Sunday, 14 August 2016

elementary set theory - Showing cardinality of all infinite sequences of natural numbers is the same as the continuum.

So I'm trying to show that these two sets have the same cardinality, i.e. there is a possible bijection between the two. I'm trying to use the Cantor-Schroeder-Bernstein theorem as I can't explicitly think of a bijection that will work. For this I need to find an injective map each way. I can find an injective mapping between $R$ and the set of infinite sequences of natural numbers. E.g., for each real number $x$, I can associate it with the sequence $S$, where the first element is $2^{n}$ (where $n$ is the greatest integer less than or equal to $x$) if x is nonnegative, and $3^{n}$ if x is negative. Then the rest of the sequence can be the decimal expansion of x in single digits. E.g. the sequence associated with pi through the function would be $(2^{3}, 1,4, etc)$. This is injective, so the first half of Cantor-Schroeder-Bernstein is satisfied. If I can find an injective function going the other way then I am done.

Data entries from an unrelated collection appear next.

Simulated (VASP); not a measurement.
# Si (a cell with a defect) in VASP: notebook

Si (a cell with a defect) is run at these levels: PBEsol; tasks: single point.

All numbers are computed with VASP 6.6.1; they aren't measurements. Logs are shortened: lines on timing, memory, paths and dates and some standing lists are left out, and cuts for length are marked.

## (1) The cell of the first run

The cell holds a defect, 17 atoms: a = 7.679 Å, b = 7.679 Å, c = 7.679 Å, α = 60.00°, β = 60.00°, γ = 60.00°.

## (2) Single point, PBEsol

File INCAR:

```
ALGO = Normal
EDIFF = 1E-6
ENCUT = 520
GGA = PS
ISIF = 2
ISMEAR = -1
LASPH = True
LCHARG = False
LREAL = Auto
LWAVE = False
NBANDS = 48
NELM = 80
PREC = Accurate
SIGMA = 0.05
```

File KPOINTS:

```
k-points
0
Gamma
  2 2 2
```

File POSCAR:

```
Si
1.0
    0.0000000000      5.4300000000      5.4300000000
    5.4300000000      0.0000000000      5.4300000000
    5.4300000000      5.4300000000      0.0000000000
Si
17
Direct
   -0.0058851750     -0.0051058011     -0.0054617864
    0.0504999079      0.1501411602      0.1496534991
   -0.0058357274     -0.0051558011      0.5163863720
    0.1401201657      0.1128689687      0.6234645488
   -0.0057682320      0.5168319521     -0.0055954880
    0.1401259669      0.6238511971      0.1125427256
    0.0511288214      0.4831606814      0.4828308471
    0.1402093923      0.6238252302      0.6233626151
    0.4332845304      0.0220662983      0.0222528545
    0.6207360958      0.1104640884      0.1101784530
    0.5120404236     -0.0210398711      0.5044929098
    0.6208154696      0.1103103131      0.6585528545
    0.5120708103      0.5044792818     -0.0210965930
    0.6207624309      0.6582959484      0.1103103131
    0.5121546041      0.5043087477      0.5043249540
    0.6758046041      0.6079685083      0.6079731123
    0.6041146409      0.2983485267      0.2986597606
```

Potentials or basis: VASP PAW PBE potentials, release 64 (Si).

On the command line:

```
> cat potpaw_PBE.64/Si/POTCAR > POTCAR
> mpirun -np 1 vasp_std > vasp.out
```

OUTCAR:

I first thought of something involving turning the digits of the sequence into a real number, but that failed to be injective as my function would not be able to differentiate between the sequences $(1,0,1,0,1,0,...)$ and $(10,10,10,...)$.



Any hints or help? I'm trying to figure it out without resorting to proofs based on cardinal arithmetic or related to the power set of N.